The Community Schools Education Grant for Whistler is safe for one more year.
The provincial grant was in danger of being cut as part of the Liberal governments fiscal restraint.
But, said Myrtle Philip principal Bob Daly, the grant will continue until the spring of 2003 or even the end of the school year.
"Its definitely good news," said Daly, adding that it is still unclear what will happen to the grant at the end of the school year.
There may be other grants that can be applied against the programs. Private-public partnerships or sponsorships may even be investigated to keep programs going.
Several programs funded through the grant have been identified as crucial to save, said Daly. They include:
A student call-back program;
The supervisor safety aid;
The behaviour support program;
The library accessibility program, which keeps the library open at lunch hour;
The field trip cost assistance program.
Many of the programs run are related to safety, said Daly.
Some, he said, could be offered on a user-pay system, but the preference is to keep them community funded.
The $75,000 annual grant also pays for three community school co-ordinators at Myrtle Philip, a safe school co-ordinator and student counsellor at Whistler Secondary and a host of other programs including KidSport Whistler, Internet Cafe and the co-ordination of services with Parks and Recreation for youth and adults programs held at the high school.
Money is also available for students to go on field trips and get speakers in.

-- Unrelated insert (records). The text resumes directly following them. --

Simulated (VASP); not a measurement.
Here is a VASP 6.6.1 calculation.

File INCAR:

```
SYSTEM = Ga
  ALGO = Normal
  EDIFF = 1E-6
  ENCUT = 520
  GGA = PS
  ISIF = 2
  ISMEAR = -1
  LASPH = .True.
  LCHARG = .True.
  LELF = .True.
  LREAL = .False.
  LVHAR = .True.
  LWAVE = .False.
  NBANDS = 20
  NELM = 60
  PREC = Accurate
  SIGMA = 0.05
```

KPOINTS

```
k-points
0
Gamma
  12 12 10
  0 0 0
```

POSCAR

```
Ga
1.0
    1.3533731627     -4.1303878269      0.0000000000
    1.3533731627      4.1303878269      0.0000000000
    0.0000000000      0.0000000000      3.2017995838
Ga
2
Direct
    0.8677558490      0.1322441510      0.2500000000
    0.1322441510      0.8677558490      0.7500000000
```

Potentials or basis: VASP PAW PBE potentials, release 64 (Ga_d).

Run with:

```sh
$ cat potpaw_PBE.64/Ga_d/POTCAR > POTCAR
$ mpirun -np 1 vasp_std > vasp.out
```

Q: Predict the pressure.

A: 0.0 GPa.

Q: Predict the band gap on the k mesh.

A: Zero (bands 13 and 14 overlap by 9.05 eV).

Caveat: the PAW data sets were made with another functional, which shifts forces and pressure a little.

At Myrtle Philip the grant keeps the library open at lunch; it has armed out-of-class supervisors with two-way radios; it allows a teacher supervisor to run the safety call back program; all Grade 4 students are taught water safety at the community pool; and all Grade 4 through 6 students are taught life-saving skills through the Red Cross.
It has also provided the emergency kits for every classroom, and funded avalanche awareness, bike and wilderness safety programs.
The grant also pays for counselling programs for families and students demonstrating inappropriate behaviour. The list goes on.
There is some hope that the school district and the municipality may work together to keep things going. But discussions are in the early stages and no decision has been made.
The total budget for community schools around the province is $6.51 million per year. Currently the funding is provided by the Ministry of Children and Family Development.
"Community schools develop and maintain programs, services, events and opportunities to empower neighbourhoods to meet community needs and provide life-long learning opportunities," said Marisa Adair, assistant communications director for the ministry.
"While the ministry provides the funding, school districts are actually responsible for managing the community schools program. They receive funding directly and contract for services. This ensures program-delivery decisions are made at the community level.
The municipality currently spends $127,105 on community projects at Myrtle Philip.
It is projected that $70,000 to $80,000 will be needed to pay for community programs at Spring Creek over and above the revenues earned from the services offered.